USAF’s 65th Aggressor Squadron Scheduled to be Deactivated.

USAF’s 65th Aggressor Squadron Scheduled to be Deactivated.

USAF’s 65th Aggressor Squadron Scheduled to be Deactivated

Story and Photos by Steven Valinski

August 10, 2014

According to a recent Las Vegas Review-Journal Article, the United States Air Force’s 65th Aggressor Squadron (65 AGRS), based out of Nellis Air Force Base in Nevada will be deactivated on September 26, 2014. The 65th AGRS currently flies McDonnell Douglas F-15C Eagles painted in various adversary camouflage paint schemes. The squadron consists of highly trained, skilled and experienced pilots whose role is to emulate the tactics of potential adversaries during exercises such as Red Flag.

According to the article, seven of the 65th AGRS’s F-15C’s (six plus one spare) will be temporarily transferred to the 64th Aggressor Squadron (64 AGRS) until March of 2015. These aircraft will fly in any Red Flag exercises between now and then. The remaining aircraft will be allocated to various Air National Guard units.

Since some of the U.S.’s more serious threats fly Gen 5 aircraft, one can only hope that this leads to a shift to using Gen 5 aircraft as adversaries in the future. This is another significant cut to the United States defense forces that signifies the move towards leaner, but, arguably, more strategic, defenses. The 64th Aggressor Squadron (64 AGRS) was vital to the training and preparedness of our pilots, and the pilots of our allied forces, that participated in the Red Flag exercises.

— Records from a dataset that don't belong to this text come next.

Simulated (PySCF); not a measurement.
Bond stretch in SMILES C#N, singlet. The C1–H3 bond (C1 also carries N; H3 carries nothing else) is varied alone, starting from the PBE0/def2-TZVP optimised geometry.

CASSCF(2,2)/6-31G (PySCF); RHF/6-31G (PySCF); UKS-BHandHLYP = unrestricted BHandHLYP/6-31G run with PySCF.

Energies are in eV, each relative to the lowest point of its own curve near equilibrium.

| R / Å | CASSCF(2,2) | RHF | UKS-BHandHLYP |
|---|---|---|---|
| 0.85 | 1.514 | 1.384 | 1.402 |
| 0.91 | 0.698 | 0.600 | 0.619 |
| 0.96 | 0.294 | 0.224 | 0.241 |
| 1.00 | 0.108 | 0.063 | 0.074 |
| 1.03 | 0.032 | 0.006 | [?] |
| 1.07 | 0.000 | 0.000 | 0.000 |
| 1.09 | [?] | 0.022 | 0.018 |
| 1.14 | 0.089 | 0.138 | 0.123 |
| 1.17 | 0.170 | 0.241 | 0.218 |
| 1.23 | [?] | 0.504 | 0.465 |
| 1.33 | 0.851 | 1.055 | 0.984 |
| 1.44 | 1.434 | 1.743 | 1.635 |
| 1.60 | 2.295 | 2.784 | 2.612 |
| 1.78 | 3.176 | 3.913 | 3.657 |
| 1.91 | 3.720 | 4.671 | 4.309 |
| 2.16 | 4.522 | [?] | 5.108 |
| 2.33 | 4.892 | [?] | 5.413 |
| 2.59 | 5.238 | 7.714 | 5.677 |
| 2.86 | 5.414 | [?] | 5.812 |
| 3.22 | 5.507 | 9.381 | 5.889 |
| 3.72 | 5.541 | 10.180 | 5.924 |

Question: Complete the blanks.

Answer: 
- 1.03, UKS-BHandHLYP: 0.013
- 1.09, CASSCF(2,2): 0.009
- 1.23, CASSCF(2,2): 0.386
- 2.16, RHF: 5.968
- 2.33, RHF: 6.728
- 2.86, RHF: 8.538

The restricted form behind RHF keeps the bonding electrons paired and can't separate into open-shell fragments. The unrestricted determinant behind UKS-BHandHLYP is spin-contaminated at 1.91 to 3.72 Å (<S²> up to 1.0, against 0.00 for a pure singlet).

From a photography/enthusiast perspective, the wonderful paint schemes of the 64th Aggressor Squadron (64 AGRS) F-15 Eagles will be missed. Not only did we appreciate the visual aspect of these aircraft, but we knew that the pilots of these aircraft were giving 110% in an effort to better prepare pilots from various branches of the U.S. Military and allied military forces.

As for now, I would like to thank the pilots, maintainers and other crew members of the 65th Aggressor Squadron for the important, and valuable, service they provided for the United States and our allies.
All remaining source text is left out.